However, regardless of this and doubly so on additional viewings, it’s fascinating to witness Halle Berry and Benicio Del Toro play off of one another, easily volleying back and forth to give their scenes an incredibly tangible, complicated, indefinable spark that echoes the thematically similar relationships in Bier’s previous films Open Hearts and Brothers.
In fact, they’re so good together in an admittedly unique pairing that once again can be attributed to Bier’s pitch perfect instincts which had intrigued her during pre-production as she noted in both the production notes and Blu-ray’s twenty-minute making-of “Discussion” by correctly stating that, “they’re really interesting to watch and very original. I just thought it would be very exciting to put the two of them to gather. I could imagine a sexy, potentially aggressive chemistry between them, but also a sense of comfort... a kind of emotional recognition between the two of them, which I thought would be great.”

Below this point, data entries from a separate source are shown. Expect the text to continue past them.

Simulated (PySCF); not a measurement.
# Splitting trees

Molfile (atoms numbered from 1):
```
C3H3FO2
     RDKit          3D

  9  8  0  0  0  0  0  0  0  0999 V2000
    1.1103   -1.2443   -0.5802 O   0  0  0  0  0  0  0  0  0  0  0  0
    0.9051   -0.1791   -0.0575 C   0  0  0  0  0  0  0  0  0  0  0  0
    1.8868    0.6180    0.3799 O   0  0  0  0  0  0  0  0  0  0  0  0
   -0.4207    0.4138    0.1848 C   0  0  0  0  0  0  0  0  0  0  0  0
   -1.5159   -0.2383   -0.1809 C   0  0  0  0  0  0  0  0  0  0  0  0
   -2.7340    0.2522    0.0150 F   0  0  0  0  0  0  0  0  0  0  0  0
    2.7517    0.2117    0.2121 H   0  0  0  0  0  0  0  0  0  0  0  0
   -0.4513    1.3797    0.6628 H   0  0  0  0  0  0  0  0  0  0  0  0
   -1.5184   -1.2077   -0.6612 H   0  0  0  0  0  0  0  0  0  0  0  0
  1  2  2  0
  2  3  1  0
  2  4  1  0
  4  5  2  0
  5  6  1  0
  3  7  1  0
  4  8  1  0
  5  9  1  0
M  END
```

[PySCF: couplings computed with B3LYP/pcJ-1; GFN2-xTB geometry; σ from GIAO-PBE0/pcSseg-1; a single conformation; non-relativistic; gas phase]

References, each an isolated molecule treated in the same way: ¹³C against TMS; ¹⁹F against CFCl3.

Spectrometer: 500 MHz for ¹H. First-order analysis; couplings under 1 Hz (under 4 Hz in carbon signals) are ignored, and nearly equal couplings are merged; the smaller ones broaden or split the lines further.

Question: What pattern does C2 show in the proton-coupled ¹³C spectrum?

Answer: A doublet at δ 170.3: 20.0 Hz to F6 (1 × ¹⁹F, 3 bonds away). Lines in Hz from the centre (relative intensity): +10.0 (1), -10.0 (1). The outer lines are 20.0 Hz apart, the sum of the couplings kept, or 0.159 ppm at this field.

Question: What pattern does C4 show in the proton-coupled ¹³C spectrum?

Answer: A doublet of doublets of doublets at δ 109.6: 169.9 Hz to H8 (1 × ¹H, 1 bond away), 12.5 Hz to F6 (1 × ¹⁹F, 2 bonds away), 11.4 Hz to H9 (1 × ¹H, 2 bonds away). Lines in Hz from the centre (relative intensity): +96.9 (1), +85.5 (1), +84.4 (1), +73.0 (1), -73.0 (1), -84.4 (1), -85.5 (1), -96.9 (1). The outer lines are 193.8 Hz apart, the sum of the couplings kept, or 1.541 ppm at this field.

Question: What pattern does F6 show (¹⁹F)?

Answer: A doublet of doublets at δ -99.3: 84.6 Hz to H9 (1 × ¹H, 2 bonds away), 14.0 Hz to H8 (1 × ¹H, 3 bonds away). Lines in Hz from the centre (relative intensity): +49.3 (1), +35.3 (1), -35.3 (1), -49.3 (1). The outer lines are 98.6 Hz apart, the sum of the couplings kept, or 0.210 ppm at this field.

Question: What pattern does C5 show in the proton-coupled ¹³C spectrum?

Moreover, strongly believing in both rehearsals as well as an organic shooting experience that has performers honoring the script but ultimately speak in a way that’s most natural at the time, we get a sense of the unique skill sets the actors brought to their respective portrayals as in the Blu-ray Berry discusses the challenges of playing the state of shock without simply exuding nothing and as Bier explains, Del Toro’s earnest sense of humor manages to shine through in the most unexpected of ways.
Thankfully, it’s the way he strives to “color a scene… as humorously as he could,” as Bier was quoted by DreanWorks that helps get viewers well-invested and more inclined to commit to a film which on the surface at least, is a truly emotionally devastating piece of material.
Yet as Bier surmises on the disc, she can’t imagine making a movie without the idea of hope but in never wanting to hit the audience over the head with it, she wanted to make the film celebrate the insurmountable strength of the human spirit to heal much like the way, she argues that grass manages to grow up through pavement.
While it doesn’t compare to Bier’s foreign work and in the end, you're still left with questions by the time the credits roll and they feel that allowing us to get to know the character of Audrey is a human being in her own right would have elevated the film considerably since so much is left to the imagination that at times you could just dub her “the grieving widow going through the five stages of grief,” I nonetheless still feel that it’s an underrated worthwhile and emotionally riveting film.
A work that I actually appreciated much more the second time around in its recent Blu-Ray release that helps supercharge the imaginative cinematography and Bier’s obsession with extreme close-ups beautifully lensed by her cinematographer Tom Stern (who had “worked very closely with Conrad Hall” on American Beauty and Road to Perdition as Mendes explains)—unfortunately the sound balance leaves much to be desired as you have to keep your thumb on the volume of the remote an awful long time to barely make out the whisper-level intimate dialogue.
Still, it’s of considerable interest especially for fans of the actors, Bier (and Sirk for that matter) that will hopefully inspire them to check out her foreign fare. However, I do hope that in Bier’s next film, she’ll contribute to the screenplay herself. For, given her vast experience and roots in the Dogme film movement, her cinematic instinct is unrivaled and we should entrust more of her unique style of shooting to the finished product that go beyond a few impressionistic reaction shots to help truly showcase just what she can really do in the position of writer and director.